Saturday, June 14, 2008

Last Two Words on the Subject: Cheney & "Scooter"

Below: Mr. Serious. We wish this crummy library computer had even MSPaint on it, as there is much blank empty space to the late Mr. Russert's right, which (to us) screams to be filled w/ something. Photo: Alex Wong/Getty Images
Although some have sympathy for the dead, & for those who survive them, we're cold-hearted here, as well as lazy as all get out. So for "our" last words on the subject, we'll turn to the L. A. Times again. (Please remember, we no longer have the luxury of spending 16+ hrs. a day on the webs of deceit & fabrication, searching for ideas or buffoonery on which to comment, as the up to 4.5 hrs. a day available to us on those webs allows only for checking e-mail & then wasting the rest of our time compulsively typing & retyping this mess you're reading. Once we stop being depressed & murderous/suicidal, we'll work on the anal retention issues. In the meantime, we absorb the dead-tree Times on our bus ride to adult day care for the ill in the head, & while waiting for breakfast at adult day care for, etc. We realize no one else under the age of 65 reads the Times anyway, so we'll continue to pretend we're doing all concerned a favor by picking the very best parts & passing them along.)

We'd planned to say only: "This is all you need to know about Tim Russert:" & copy & paste this:

Early last year, during the perjury trial of Bush administration aide Lewis "Scooter" Libby, a former press aide to Vice President Dick Cheney testified that she often tried to get officials on Russert's show."

Meet the Press" was "our best format," she said, where the administration could reliably "control the message."
But while looking for that, we came across an expansion on the theme by Tim Rutten, who is, we believe, the Times' "media critic." We actually believe that "criticism" should come out of the barrel of a gun, Chairman Mao-stylee, but we'll just have to settle.

Watching the cable news networks in the hours after his death, one was struck by the outpouring of admiration and affection from across the political spectrum and from journalistic colleagues of every sort. It was impossible not to be struck -- once again -- by just how incestuous and claustrophobic the Washington-based nexus of politics and journalism has become.

Thus, in all that gush across four networks in dozens and dozens of voices, hardly a word was spoken concerning Russert's role in the recent trial of Vice President Dick Cheney's former chief of staff, I. Lewis "Scooter" Libby. That's odd because Libby's conviction on perjury and obstruction of justice charges was, in some large part, based on Russert's testimony. Like former New York Times reporter Judith Miller, Russert was one of the high-level Washington journalists who came out of the Libby trial looking worse than shabby.

Libby testified before the grand jury investigating the leak of CIA agent Valerie Plame's identity that he first learned she worked for the intelligence agency from Russert during a phone call on another matter. Russert took the stand to contradict Libby only because he'd been subpoenaed -- a summons he and NBC had strenuously resisted on grounds of journalistic privilege.

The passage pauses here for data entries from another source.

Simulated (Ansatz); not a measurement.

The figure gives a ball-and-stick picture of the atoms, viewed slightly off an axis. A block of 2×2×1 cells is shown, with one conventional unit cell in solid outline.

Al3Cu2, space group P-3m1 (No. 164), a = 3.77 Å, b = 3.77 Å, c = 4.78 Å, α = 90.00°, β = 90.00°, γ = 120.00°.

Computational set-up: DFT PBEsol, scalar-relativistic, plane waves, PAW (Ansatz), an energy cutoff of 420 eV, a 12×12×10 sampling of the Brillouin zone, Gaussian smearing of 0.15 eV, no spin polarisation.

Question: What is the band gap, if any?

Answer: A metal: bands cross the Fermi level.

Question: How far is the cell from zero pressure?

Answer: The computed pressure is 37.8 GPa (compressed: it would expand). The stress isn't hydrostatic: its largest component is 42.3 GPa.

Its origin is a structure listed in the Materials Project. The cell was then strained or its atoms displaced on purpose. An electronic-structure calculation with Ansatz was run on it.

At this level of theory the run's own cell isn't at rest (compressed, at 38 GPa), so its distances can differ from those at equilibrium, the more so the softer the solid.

As it emerged under examination, however, Russert already had sung like a choirboy to the FBI concerning his conversation with Libby -- and had so voluntarily from the first moment the Feds contacted him. All the litigation was for the sake of image and because the journalistic conventions required it.

If Russert's legacy stands for anything, it's that journalists have an obligation to preserve as complete a record as possible -- and to hold those responsible for that record accountable. In the outpouring of grief, affection and fellow-feeling that followed his sudden death, that didn't happen. Perhaps that's understandable under the circumstances, or perhaps it's another insight into the limitations of the sort of "insider" journalism of which Russert was an exemplar.
So there. Speak ill of the dead? Of course! They don't care any more. And we never did.